For those who don’t remember the Sister Souljah of the 90s, or never learned about it as they came of age, a short summary:
Bill Clinton referenced activist and rapper Sister Souljah at the Rainbow Coalition Dinner and criticized her for a quote printed in the Washington Post that positioned her as having said, devoid of any context: “If we’re going to kill black people, why not take a week and kill white people?” Clinton compared Sister Souljah to David Duke, and was praised at large by the press years later for having “political courage”.
The pervasiveness of this moment was so strong- so distinct in the American mindset- that to this day people still praise Clinton’s bravery for having said. I know this because I was among them doing just that as recently as early this year when I referenced the incident as an example of the need for power to point to its own worst actors.
I was wrong.
See, the thing is the time period in which I grew up and the place in which I grew up positioned me in such a way that I would hear out the Clintons but never listened to Sister Souljah’s response to the President at the time. They accepted Clinton’s contextual frame outright.
Never accept a politician’s message without question.
This week I listened to her response from back when it happened in ’92 on CSPAN. And it turns out that we didn’t really give her proper due. Her take is that the Washington Post misquoted her, and she delivered a fairly long rebuke unpacking that. And if Clinton had done his research on her (and if I had done mine), then we likely would have come away with different interpretations of what she was actually saying.
The LA Riots were the classic cry of the unheard like most other riots in history have been. Her language was explanatory, not a command or call to arms. In the heat of that news cycle, it makes sense that the press would chop that quotation and turn it into a call to arms… but it wasn’t.

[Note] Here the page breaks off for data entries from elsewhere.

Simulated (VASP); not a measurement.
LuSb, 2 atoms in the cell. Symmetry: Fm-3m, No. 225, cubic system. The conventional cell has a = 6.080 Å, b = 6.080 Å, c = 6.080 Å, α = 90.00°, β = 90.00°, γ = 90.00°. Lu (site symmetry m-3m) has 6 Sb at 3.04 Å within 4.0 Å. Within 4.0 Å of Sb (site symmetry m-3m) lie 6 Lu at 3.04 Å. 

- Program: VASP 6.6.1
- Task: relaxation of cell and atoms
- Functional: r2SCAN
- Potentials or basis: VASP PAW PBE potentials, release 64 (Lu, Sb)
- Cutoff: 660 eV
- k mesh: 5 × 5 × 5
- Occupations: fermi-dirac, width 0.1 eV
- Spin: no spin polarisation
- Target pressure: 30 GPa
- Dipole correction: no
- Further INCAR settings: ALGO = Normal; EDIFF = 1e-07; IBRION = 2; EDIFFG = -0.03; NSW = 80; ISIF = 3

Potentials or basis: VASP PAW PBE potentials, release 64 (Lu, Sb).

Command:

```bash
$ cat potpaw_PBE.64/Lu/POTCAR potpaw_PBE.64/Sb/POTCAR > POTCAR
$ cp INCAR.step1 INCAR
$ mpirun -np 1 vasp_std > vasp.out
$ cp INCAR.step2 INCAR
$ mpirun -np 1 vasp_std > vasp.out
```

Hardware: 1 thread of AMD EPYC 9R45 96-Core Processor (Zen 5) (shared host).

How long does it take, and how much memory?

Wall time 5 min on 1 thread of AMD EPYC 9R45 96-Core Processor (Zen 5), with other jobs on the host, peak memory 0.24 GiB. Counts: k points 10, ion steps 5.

Bill Clinton would become President that year, and be reelected four years later. He failed to break 50% both times. That first cycle, he hit 40%. Had Ross Perot not split the conservative white vote, he would have lost by a landslide.
And yet the mythos of that moment survives so powerfully that those who grew up through it- even me, *EVEN THIS YEAR* as I stumble through the dark in the world of activism nearly blind to dynamics in spite of trying to do my best amidst the thick of them- have come to accept it as fact.
It’s this kind of thinking that lays the groundwork for the sort of decisions that have been made in Washington this week and what will follow later. Many of us who can be counted in the top left corner of your precinct plan box as bankable votes that will never fold in spite of sharp ideological differences. You can count on us when the chips are down because we know what’s at stake. Even if it pisses us off to no end, you can count on us. Black Women, poor people, trans and gay communities, immigrants all keep bailing everyone out. We know that. We see that. It’s math.
But our resistance siblings and the general activist community don’t get the same love in return. We’re told to compromise values. We’re told it’s not politically sound to keep a promise to DREAMers. And we’re told that Sister Souljah is David Duke. And it’s potent enough that we grow up with it and worship powerful people who don’t really need our praise, but accept it anyway because we are so dependable in their precinct plans.
And even then, it is the activists who get called “divisive”.
To truly start healing, I encourage those in the power structure who have not yet done so to do what I’m doing here: acknowledge missteps, reflect, do better, open the door to difficult conversations, follow the wisdom of people who have been cut out of the process for decades, and build a real coalition. Because 2018 is coming, and 2020, and the hundred years after that, too, and it counts for a helluva lot. And we have to be better than this.
Make that your New Year’s Resolution.
Love and Resistance,
Daniel Cohen is the President of Indivisible Houston and all around activist in Houston Texas.